Yeah. Let me just, I'll just add a couple of financial details with all of the questions on, you know, what that means for us sequentially. Again, right, on the sales side with everything Dave just talked about, right, I call it a transitory, more of a transitory issue where we saw, you know, we'll see a little bit of a dampening on sales in the Q3 because of that inventory build and because of the bubble that we were operating in at a little lower production in the Q3. That does have an impact on margins operating that, and that's where you see the OI impact a little bit.
While unrelated to that, the other thing I just wanted to bring to your attention when you think about EPS unrelated to the OI margins, you know, we have taken on additional debt as part of our capital deployment strategy and all the acquisitions we've done, and the interest expense around that additional debt is also hitting EPS. It's about $0.15 on a sequential basis. I just wanted to make everybody aware of that as well.
Okay, great. Thanks, everyone.
Thanks, David.
Thank you for your questions. We'll take our next caller, please.

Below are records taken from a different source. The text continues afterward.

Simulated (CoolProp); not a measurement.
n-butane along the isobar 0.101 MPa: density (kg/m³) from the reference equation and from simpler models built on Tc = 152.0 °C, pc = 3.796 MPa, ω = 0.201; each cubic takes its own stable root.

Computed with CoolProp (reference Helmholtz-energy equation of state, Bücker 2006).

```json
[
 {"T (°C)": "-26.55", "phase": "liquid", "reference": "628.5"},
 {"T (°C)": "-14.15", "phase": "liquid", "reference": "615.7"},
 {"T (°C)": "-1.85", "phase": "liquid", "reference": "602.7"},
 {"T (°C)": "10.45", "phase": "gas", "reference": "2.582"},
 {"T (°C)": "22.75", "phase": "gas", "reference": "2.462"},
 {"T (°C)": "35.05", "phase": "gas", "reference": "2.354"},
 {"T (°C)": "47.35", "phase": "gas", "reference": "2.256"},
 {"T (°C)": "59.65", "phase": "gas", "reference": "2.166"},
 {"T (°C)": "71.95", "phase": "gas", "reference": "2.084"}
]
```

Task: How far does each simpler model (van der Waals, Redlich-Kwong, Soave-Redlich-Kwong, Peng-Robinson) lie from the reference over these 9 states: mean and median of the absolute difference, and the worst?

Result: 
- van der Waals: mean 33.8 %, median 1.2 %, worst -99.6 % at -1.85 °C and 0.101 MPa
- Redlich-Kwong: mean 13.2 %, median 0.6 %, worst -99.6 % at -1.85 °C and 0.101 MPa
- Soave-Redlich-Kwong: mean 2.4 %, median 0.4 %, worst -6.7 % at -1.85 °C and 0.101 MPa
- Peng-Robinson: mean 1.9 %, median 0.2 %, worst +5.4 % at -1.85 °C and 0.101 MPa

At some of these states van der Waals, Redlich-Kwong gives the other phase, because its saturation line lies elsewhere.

The next question comes from David Silver of C.L. King. Please go ahead.
Good morning, David.
Yeah. Good morning. Thank you. So I had a couple of questions, maybe bigger picture and maybe a little bit more customer focused right now. You know, I'm gonna mention this in the context of the transportation segment. I guess it might touch one or two others. You know, there's been a persistent chip shortage and some other part shortages that have persisted now for quite a while. I know that your you know your development efforts are focused not just on the current generation of products, but the next generation.
I'm just wondering if the persistence of the inability to kind of, you know, run at full production, is that creeping into customer thinking at all in terms of lack of confidence about the timing and the reliability of kind of their ability to get, you know, the next generation of automotive electronics or, you know, parts of the EV infrastructure, either under the hood or outside? In other words, have the development timetables of your major customers been impacted in any way by the persistence of the chip shortages and other supply chain issues? Thank you.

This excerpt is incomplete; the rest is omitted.